# Building pallets



## Lauri (Feb 1, 2012)

I am also moving to pallets instead of long benches, but still need to be able to _tip_ my hives on occasion for quick inspection or treating. That prevents me from making 4 way or 6 way pallets, mine have to be in a single row once placed.

These benches are 8' long at my home location. I have 2 new yards now and wanted to switch to a more standard size. I don't do pollination, but may become somewhat migratory for honey production in the future.










After some careful consideration, I built 24" x 60" ( 2' x 5' )pallets that will hold 3 -10 frame sized hives with about 5" between them when spaced out at final location. 










My Kubota forks are long enough to carry 2 pallets at a time if I wish, so they are similar to 6 ways but meet my needs since I run all deeps and am not as strong as the guys. 
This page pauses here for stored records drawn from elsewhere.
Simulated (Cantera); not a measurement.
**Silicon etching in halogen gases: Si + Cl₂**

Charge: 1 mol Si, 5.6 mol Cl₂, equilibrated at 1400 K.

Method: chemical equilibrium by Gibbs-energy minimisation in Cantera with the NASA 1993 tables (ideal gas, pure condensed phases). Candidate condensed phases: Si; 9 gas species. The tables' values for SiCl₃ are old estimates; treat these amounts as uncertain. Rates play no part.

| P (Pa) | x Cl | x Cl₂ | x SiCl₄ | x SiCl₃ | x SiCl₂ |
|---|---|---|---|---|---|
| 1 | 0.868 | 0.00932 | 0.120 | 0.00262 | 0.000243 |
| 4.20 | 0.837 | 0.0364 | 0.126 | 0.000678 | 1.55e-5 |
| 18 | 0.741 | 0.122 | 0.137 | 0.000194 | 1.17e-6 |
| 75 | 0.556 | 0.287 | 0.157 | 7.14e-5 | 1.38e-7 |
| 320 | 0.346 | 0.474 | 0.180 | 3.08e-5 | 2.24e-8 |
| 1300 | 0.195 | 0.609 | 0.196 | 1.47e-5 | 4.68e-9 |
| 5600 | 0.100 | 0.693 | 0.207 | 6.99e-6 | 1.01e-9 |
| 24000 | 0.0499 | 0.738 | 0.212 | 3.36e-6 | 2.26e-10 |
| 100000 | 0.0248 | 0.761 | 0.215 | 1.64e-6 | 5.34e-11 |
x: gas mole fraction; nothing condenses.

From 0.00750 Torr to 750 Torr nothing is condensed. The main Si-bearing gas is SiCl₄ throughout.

Pressure treated lumber is 3 times as expensive as standard lumber. With a framing nailer they were pretty fast to build. So why not build them with cheaper lumber? By the time you paint them I din't think you'd be ahead with the time and cost involved. 

The hard part for me is getting help moving hives off old failing cheap pallets so I wanted to do it right this time. I don't use the pallets as bottom boards because I use a variety of equipment sizes.
I have a file with several photos of good commercial styles if you want them. Standard types with clips, some solid, some screened. I've see some dip their pallets, paint them, treat them. 

Before I placed them, I used a hammer tacker to staple weed block on the bottom so grass and weeds won't be growing through them.










Something else I have found invaluable to me is my extra long and tall nursery cart. It's my work bench on wheels. Anything that allows me to work without bending over all day is usually worth the extra cost or the extra effort to build it. 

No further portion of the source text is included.